Firestarter was another successful novel for Stephen King back in 1980, and following the trend of the time period, it quickly got a film adaptation like Carrie, The Shining, and The Dead Zone before it. Mark L. Lester helms the film as director, enlisting David Keith to play the film’s father figure Andy McGee and a young Drew Barrymore (post-E.T.) as main character and titular firestarter Charlie. At the time, Firestarter did not garner great reviews from critics despite screenwriter Stanley Mann closely following King’s original storyline; however, that criticism feels somewhat unwarranted upon subsequent viewings, a harsh reaction that does not give enough credence to the relationship Keith and Barrymore build together.
Firestarter is about the supernatural in small part, about the ways that some humans can transcend natural ability because of scientific experimentation, but it’s also a story about the bonds people form between each other. Lester’s decision to open the film with a chase sequence starts things with suspense before settling into a relaxed state, allowing Firestarter to explore the intricacies in Andy and Charlie’s relationship while hinting at the telekinesis and pyrokinesis abilities they have at their disposal. The father/daughter bond is an important part of Firestarter‘s plot, because much of the film alternates between the present – with Andy and Charlie running from a mysterious organization known as The Shop, which both created human guinea pigs and now wants to destroy them – and the past, showing how Charlie has often failed to control her anger and how Andy has attempted to mold her while protecting her along the way.
That relationship becomes Firestarter‘s main plot impetus once Andy and Charlie are captured and separated, eventually leading to Charlie figuring out how to channel her pyrokinetic abilities. Their motivations to rejoin each other become important, and even despite a slower second act involving scientific testing, Lester manages to build an emotional character arc for both individuals, emphasizing how human connection fosters development even in the face of adversity.

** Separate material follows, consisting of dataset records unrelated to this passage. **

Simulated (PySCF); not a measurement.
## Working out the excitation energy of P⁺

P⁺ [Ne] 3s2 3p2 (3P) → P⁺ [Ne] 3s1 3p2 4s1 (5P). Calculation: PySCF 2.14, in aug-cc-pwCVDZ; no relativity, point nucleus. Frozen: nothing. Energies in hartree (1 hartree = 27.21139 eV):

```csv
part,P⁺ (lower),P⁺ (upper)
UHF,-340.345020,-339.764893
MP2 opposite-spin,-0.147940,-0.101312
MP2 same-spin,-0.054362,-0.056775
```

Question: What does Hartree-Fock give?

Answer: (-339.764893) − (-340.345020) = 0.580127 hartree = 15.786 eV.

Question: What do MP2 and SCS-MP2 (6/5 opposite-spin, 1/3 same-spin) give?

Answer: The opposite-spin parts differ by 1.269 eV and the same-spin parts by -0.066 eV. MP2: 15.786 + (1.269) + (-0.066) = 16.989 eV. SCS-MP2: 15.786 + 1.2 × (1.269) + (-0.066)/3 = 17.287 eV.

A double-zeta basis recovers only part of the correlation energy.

Charlie and Andy’s closeness also facilitates introducing the film’s central villain Rainbird (George C. Scott), a man who wants to control and eventually kill Charlie to potentially inherit her powers. Rainbird as a character is underdeveloped, with Lester including random scenes of Scott delivering killing blows to the bridge of the nose to drive skull fragments into the brain in order to make sense of his bizarre occultic beliefs; however, Scott makes for an excellent villain, especially when he impersonates Charlie’s janitor to pretend to be her friend. It’s an act of evil that makes sense within the film, and it leads to a powerful confrontation in the finale that again highlights the power of relationships and Charlie’s pyrokinetic development.
Firestarter features a number of action scenes that look rather good, especially when it involves cars exploding or the conclusion’s conflagration. However, these excellent scenes are quite dispersed throughout the film, and Lester’s pacing can feel slow. At nearly two hours, Firestarter is somewhat under-stuffed at times, and a few scene edits could have removed some of the issues that plague the movie.
Still, Firestarter is a surprisingly faithful adaptation of King’s work that may not be able to deliver as much of an emotional punch as the novel but manages to recreate the ideas that made the book such a success. Its pacing is a problem, but if viewers can look beyond the extended running time, Lester offers a fiery tale of supernatural ability paired with a solid thematic observation on the power of human connection.